3.3. Nitrous oxide (N₂O)

Nitrous oxide emissions are exogenous, specified in Table N2O (emissions for the years 2301-3000 are equal to emissions in the year 2300). There is a single scenario only, based on IS92a (Leggett et al., 1992). The costs of emission reduction are quadratic. Table OC specifies the parameters, which are calibrated to USEPA (2003).

3.4. Sulfurhexafluoride (SF₆)

SF₆ emissions are linear in GDP and GDP per capita. Table SF6 gives the parameters. The numbers for 1990 and 1995 are estimated from IEA data (http://data.iea.org/ieastore/product.asp?dept_id=101&pf_id=305). There is no option to reduce SF₆ emissions.

3.5. Dynamic Biosphere

Emissions from the terrestrial biosphere follow

\[E_{t}^{B} = \beta\left( T_{t} - T_{2010} \right)\frac{B_{t}}{B_{\mathrm{\max}}} \tag{DB.1}\]

with

\[B_{t} = B_{t - 1} - E_{t - 1}^{B} \tag{DB.2}\]

where

The model is calibrated to the review of (Denman et al. 2007). Emissions from the terrestrial biosphere before the year 2010 are zero.

4. Atmosphere and climate

4.1. Concentrations

Methane, nitrous oxide and sulphur hexafluoride are taken up in the atmosphere, and then geometrically depleted:

\[C_{t} = C_{t - 1} + \alpha E_{t} - \beta\left( C_{t - 1} - C_{\text{pre}} \right) \tag{C.1}\]

where $C$ denotes concentration, $E$ emissions, $t$ year, and $\text{pre}$ pre-industrial. Table C displays the parameters $\alpha$ and $\beta$ for all gases. Parameters are taken from Forster et al. (2007).

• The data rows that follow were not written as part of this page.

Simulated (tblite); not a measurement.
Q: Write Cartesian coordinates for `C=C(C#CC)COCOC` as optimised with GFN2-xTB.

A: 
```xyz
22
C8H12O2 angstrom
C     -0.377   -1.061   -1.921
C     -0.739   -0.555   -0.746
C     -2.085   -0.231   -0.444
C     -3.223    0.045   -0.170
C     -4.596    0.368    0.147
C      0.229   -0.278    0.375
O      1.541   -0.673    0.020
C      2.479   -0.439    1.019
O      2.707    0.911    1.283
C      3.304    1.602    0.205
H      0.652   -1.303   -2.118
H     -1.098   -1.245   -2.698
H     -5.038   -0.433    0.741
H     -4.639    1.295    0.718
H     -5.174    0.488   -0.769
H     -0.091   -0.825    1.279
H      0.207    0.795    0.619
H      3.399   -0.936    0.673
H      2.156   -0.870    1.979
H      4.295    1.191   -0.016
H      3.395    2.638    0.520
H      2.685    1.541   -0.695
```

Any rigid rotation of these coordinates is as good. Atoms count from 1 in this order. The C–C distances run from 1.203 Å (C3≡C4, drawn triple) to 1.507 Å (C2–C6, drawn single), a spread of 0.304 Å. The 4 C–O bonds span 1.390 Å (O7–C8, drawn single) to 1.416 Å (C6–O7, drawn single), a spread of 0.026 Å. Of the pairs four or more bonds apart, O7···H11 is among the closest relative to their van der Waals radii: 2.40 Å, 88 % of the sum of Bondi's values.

The atmospheric concentration of carbon dioxide follows from a five-box model:

\[Box_{i,t} = \rho_{i}Box_{i,t - 1} + 0.000471\alpha_{i}E_{t} \tag{C.2a}\]

with

\[C_{t} = \sum_{i = 1}^{5}{\alpha_{i}\text{Bo}x_{i,t}} \tag{C.2b}\]

where $\alpha_{i}$ denotes the fraction of emissions $E$ (in million metric tonnes of carbon) that is allocated to $Box_{i}$ (0.13, 0.20, 0.32, 0.25 and 0.10, respectively) and $\rho$ the decay-rate of the boxes ($\rho = exp( - \frac{1}{\mathrm{\text{lifetime}}})$, with life-times infinity, 363, 74, 17 and 2 years, respectively). The model is due to Maier-Reimer and Hasselmann (1987), its parameters are due to Hammitt et al. (1992). Thus, 13% of total emissions remains forever in the atmosphere, while 10% is—on average—removed in two years. Carbon dioxide concentrations are measured in parts per million by volume.

4.2. Radiative forcing

Radiative forcing is specified as follows:

\[\begin{aligned} RF_{t} = &5.35\ln\frac{\text{CO}2_{t}}{275}\\ &+ 0.036 \times 1.4\left( \sqrt{\text{CH}4_{t}} - \sqrt{790} \right) + 0.12\left( \sqrt{N2O_{t}} - \sqrt{285} \right) \\ &-0.47\ln\left( 1 + 2.01 \times 10^{- 5}\text{CH}4_{t}^{0.75}285^{0.75} + 5.31 \times 10^{- 15}\text{CH}4_{t}^{2.52}285^{1.52} \right) \\ &- 0.47\ln\left( 1 + 2.01 + 10^{- 5}790^{0.75}N2O_{t}^{0.75} + 5.31 \times 10^{- 15}790^{2.52}N2O_{t}^{1.52} \right) \\ &+ 2 \times 0.47\ln\left( 1 + 2.01 \times 10^{- 5}790^{0.75}285^{0.75} + 5.31 \times 10^{- 15}790^{2.52}285^{1.52} \right) \\ &+ 0.00052\left( \text{SF}6_{t} - 0.04 \right) + rfSO2_{t} \end{aligned} \tag{C.3}\]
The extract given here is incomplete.